31 March 2007

Forever and ever

I was having a chat with somebody at work the other day, and something she said reminded me of a couple things from my Navy days, and how the Navy can affect the rest of your life.

For instance, there was an STS2 on Jax who was looking forward quite eagerly to his EAOS. Couldn't wait to get out, and get as far away from the Navy as he could. But, he said, he did have to give the Navy credit for making him grow up.

What my conversation at work actually reminded me of, though, was the more deleterious effects the Navy had had on a couple other people, such as a girl* I knew on the tender. We were sitting in her shop one day, talking, and she said, "You know, I used to be a lady before I joined the Navy. Now? I fart, I scratch, I burp, I cuss."

Didn't seem to be much I could say to that.

Then there was Roger. Roger was another RM2 on Oly (he'd been one class - two weeks - ahead of me going through SETTs and "C" school), and he was one of those religious types. Didn't cuss, drink, smoke, or engage in any of the other activities which are often, for some reason, associated with sailors. At first, that is. After a year on the boat, he still wasn't doing any of the other things (that I knew of, anyway), but he was swearing just as much as anyone else was. He actually said "f***" more than I did, I think.

And then one day, around two years after he'd reported in, he put in for three or four weeks of leave in the summer so he could go home and be a counselor at church camp.

A few weeks later he was doing maintenance on something or other, and it was being uncooperative. So much so, in fact, that he finally threw down his screwdriver and said, "[Expletive Deleted]!"
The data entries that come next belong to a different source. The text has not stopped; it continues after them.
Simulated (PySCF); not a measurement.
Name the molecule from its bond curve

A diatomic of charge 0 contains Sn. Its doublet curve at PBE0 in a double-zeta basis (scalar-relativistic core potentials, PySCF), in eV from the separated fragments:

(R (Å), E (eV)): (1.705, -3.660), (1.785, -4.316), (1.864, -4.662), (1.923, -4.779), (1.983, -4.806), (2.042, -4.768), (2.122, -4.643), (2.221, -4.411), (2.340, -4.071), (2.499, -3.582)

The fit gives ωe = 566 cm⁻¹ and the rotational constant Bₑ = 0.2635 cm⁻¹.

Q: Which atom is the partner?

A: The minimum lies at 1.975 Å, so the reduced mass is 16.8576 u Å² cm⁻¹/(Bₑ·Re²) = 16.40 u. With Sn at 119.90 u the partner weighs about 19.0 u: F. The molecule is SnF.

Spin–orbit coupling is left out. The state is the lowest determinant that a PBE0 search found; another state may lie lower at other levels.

"Damn, Roger," I said, looking up from the teletype. "I sure wish I could be at that church camp with you this summer. I'd just love to see their faces the first time you open your mouth and start talking like a sailor."

Lasting effects, indeed....


* Oh, all right - "woman," if you insist. But she's a good fifteen years younger than I, so at the time she really wasn't much more than half my age.